HARRIMAN STATE PARK N.Y. (Reuters) - Maybe it was guilt over alarming her parents when she inadvertently dialed 911 from the Appalachian Trail, but Caitlin Belcher wishes she could ditch her cell phone for the rest of the 2,180-mile (3,508-km) hike.

"It would really be cool to not have it. I just want to be out in the woods, isolated," said Belcher, 23, who has called home to Fredericksburg, Virginia, twice weekly since her journey began in April and gets constant texts from her parents, who even call her hiking partner's phone as well.

Hiking the AT, the famous path from Maine to Georgia, once meant cutting off communication with civilization for much of the six months it typically takes to complete the route. Then Governor Mark Sanford of South Carolina used "hiking the AT" as an excuse for disappearing for six days in 2009, while in fact he was on a rendezvous in Argentina with his mistress.
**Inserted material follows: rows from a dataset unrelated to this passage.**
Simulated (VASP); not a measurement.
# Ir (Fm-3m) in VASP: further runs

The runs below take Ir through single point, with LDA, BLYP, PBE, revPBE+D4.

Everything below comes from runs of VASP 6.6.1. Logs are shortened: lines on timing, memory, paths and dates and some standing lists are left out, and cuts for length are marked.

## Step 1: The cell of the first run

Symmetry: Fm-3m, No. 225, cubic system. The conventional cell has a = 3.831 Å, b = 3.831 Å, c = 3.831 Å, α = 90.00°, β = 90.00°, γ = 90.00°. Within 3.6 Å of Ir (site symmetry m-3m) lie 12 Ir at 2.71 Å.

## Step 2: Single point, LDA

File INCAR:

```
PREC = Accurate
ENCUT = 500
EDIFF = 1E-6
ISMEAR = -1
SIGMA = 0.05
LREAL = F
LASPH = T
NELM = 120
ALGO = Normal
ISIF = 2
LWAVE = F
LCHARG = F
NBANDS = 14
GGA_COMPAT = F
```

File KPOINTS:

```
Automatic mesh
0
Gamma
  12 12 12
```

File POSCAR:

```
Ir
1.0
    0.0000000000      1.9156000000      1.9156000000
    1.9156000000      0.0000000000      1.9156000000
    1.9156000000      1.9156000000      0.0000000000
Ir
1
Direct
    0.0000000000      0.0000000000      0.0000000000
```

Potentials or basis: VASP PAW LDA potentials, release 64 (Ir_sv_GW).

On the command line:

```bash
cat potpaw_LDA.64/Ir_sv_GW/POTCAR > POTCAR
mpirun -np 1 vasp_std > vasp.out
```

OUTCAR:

Today camping gadgets such as a twig-fueled stove that can charge a smartphone while it heats baked beans, and online tips such as using an empty foil-lined potato chip can to boost Wi-Fi signals, mean there is no need to go off the grid while on the trail.

With Twitter, Instagram and blogs, hikers may be safer but lose the solitude and silence once found in the woods.

"The whole idea of the Appalachian Trail is to get away from it all," said Bill Bryson, whose best-selling 1998 book "A Walk in the Woods" about the trail is being made into a movie starring Robert Redford and Nick Nolte.

"I am all in favor of gadgets, but my fear is that most people spend all their rest time texting and staring at little screens and miss out on all the glorious solitude around them," Bryson said.

Summer is high season on the trail that draws up to 3 million visitors a year, including 1,100 "thru hikers" like Belcher who hope to conquer the entire 14-state route. Typically only one in four succeed.

 

FIREFLIES AND BLOGGERS

Among the hikers are dedicated bloggers who post every blister to trailjournals.com, squandering precious time that could be spent watching fireflies and shooting stars, said Laurie Potteiger, spokeswoman for the Appalachian Trail Conservancy.

"Smartphones can steal your eyes away from the beauty around you," she said.

Potteiger, who hiked the trail in 1987 and was unable to contact her family for weeks at a stretch, said that today panicked families call the conservancy if they don't hear from a hiker for a day or two. Those frenzied calls are on the rise, she said.

 Over-reliance on wireless devices has led to a dangerous lack of preparedness by hikers, who fail to pack maps and compasses, expecting cell phone apps to do it all, she said.

But the Internet can enhance the experience with apps that identify bird calls, constellations, wildlife tracks and even scat. And up-to-the-minute warnings about problems on the trail such as shutdowns are posted to appalachiantrail.org.

Even mishaps like a bear shredding a backpack or hiking boots falling apart can be remedied by shopping at online sites such Campmor.com, which can ship goods to a grocery near the next trailhead.

And there is camaraderie, said Navy veteran Matthew Donnelly, 30, of Milford, Pennsylvania, a thru hiker climbing New York's Bear Mountain. He swaps tips with fellow "Warrior Hike" vets, a program inspired by the first thru hiker Earl Shaffer who in 1948 declared he was going to "walk off the war."

For now, Belcher is keeping her phone to calm her parents but detaching a bit from the online world.